We will start in the Republic of Slovenia and then head to the Republic of Croatia.
Both countries are emerging democracies with an irrepressible willingness to open themselves to the world and to look to the future, and Canada would like to encourage the brave political, economic and social changes they have started making in this regard.
Both countries are young States with an extremely rich history and heritage, and both have resolved to take the necessary steps toward reconciliation and reconstruction.
After years under the iron rule of communist dictatorships and a period of conflict that created numerous divisions and exclusions, these societies are working in the hope of restoring confidence, tolerance and stability in the entire region.
In a country like Croatia, which is recovering from a devastating war, solidarity and understanding are absolutely essential to building peace. A society cannot move forward if it focuses on hatred.
Moreover, I am absolutely delighted to have this opportunity to continue our trip to the Republic of Slovenia—which we unfortunately had to cut short in December 2008—and to reaffirm our commitment to strengthening the ties our two countries have established throughout history.

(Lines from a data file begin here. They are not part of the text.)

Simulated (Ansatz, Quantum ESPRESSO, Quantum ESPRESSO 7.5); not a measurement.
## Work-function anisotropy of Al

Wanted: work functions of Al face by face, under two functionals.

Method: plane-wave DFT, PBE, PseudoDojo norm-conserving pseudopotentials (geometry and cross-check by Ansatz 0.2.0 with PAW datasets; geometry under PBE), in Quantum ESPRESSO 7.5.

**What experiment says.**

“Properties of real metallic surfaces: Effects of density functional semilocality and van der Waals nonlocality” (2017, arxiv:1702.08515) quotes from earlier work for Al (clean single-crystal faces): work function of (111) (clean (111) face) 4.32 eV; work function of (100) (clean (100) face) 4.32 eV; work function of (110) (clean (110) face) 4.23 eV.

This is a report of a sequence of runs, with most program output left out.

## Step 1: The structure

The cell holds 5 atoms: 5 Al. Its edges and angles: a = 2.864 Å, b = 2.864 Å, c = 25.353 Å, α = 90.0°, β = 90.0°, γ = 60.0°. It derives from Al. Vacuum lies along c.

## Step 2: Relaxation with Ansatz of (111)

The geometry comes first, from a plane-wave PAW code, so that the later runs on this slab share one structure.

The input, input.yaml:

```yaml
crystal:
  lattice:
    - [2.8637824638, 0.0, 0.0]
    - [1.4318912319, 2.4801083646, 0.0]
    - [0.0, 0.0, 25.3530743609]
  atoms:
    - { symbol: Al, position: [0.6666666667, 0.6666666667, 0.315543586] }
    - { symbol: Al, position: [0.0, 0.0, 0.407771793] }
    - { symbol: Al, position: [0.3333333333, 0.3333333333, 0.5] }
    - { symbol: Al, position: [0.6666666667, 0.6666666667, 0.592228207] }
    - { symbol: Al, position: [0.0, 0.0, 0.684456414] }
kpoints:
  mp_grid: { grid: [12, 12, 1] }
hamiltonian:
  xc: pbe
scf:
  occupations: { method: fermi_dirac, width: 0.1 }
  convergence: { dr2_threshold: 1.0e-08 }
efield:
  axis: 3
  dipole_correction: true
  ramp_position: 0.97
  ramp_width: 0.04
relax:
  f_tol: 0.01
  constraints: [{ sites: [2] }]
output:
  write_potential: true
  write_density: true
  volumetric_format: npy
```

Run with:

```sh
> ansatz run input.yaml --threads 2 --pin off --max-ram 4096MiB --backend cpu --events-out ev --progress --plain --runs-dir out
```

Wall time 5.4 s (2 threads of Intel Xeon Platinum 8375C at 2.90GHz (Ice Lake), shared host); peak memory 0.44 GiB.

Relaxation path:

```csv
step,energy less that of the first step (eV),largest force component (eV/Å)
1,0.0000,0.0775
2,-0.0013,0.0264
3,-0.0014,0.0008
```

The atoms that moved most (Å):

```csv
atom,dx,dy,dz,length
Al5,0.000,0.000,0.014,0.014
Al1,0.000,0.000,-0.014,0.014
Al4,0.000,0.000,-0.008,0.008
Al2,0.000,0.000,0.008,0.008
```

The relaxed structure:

Afterward, my husband Jean-Daniel Lafond will be joining us in the Hellenic Republic—Greece—the cradle of democracy and beacon of the Olympic spirit.
We will visit Olympia, where the Olympic dream was born, and Athens, where we will take part in the ceremony to pass the Olympic flame to Canada in honour of the Olympic and Paralympic Winter Games taking place in February and March 2010.
This ceremony will help make the upcoming international gathering of sports and culture a reality, and it is with great emotion and enthusiasm that we look forward to this event.
We are also visiting Greece in a spirit of solidarity, as its population has suffered a great deal lately because of devastating wildfires and the fallout from the financial crisis.
Throughout our visit—which will take us from the Julian Alps to the banks of the Adriatic—we will be practising diplomacy at the human level; that is, will be meeting with the women, men and young people who are the backbone of these societies.
We will be meeting with leaders, of course, but also with people working in their communities, artists, thinkers, academics and those who ardently defend their heritage and culture; in short, people from all walks of life who will share their experiences with us.
We will then share their experiences with you here, in Canada, in part in the words of the members of our delegation through their blogs, which will be posted on our Citizen Voices Web site.
Tonight, I would like to thank the embassy representatives for their unfailing support in helping us plan and organize these State visits.
It is through arts and culture that people propel themselves through time, out into the world, into the imaginary and into the very real; it is a means of sharing a part of themselves and their spirit with others, of expressing their originality.
In this era of unprecedented openness, when we are asked to redefine the ties that bind us, I believe we need arts and culture more than ever to invent new ways of living together, establish a bond of solidarity and evoke a feeling of belonging in all of humanity.
I will now turn things over to the artists, whose presentations tonight are also invitations to explore the cultures we are so anxious to discover.